If you live in the U.K., almost everything the BBC makes for its television networks can be streamed in one place via its on-demand service, iPlayer. For those of us in the colonies, however, figuring out how to watch the latest offerings from the Beeb takes a lot more work, even in the age of streaming. That’s very much by design.
While major commercial-entertainment conglomerates such as Disney or Comcast have spent the last few years working to consolidate their content libraries into one central streaming play, the BBC has adopted a far more traditional, piecemeal strategy to distributing its content in the U.S., similar to the so-called “arms dealer” approach of companies such as Sony and, until recently, Paramount Global.

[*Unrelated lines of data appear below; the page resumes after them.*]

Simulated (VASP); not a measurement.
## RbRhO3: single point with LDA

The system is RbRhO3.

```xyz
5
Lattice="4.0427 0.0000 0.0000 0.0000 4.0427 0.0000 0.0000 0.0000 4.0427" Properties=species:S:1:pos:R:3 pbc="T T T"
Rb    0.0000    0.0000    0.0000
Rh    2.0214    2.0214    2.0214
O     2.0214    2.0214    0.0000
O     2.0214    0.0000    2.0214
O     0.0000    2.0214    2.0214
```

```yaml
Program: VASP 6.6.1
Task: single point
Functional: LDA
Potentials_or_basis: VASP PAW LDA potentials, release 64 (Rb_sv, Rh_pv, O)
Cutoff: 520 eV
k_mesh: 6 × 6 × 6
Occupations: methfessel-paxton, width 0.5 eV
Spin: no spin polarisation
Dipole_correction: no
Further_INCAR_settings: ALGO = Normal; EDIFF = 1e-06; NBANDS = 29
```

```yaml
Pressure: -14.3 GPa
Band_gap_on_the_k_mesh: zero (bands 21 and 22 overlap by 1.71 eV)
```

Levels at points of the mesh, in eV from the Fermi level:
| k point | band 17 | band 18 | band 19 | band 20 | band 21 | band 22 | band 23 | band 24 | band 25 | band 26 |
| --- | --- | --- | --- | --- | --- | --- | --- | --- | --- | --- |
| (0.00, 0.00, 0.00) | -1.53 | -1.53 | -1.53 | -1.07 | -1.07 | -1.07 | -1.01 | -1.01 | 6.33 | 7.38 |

Instead of funneling buzzy successes such as Bluey, I May Destroy You, or Mood onto a single BBC-branded streamer for Stateside audiences, the company has instead farmed out its biggest shows to whichever network or platform stepped up with the best offer. It’s a strategy that maximizes revenue, minimizes risk, and perhaps most importantly, makes it more likely BBC titles will find an audience rather than just end up as another tile on a supersize streamer. “As all these other companies are spending like mad and delivering these huge streaming services, we are super well-positioned to be a major supplier,” says Rebecca Glashow, CEO of global distribution for BBC Studios, the commercial arm of the public broadcaster.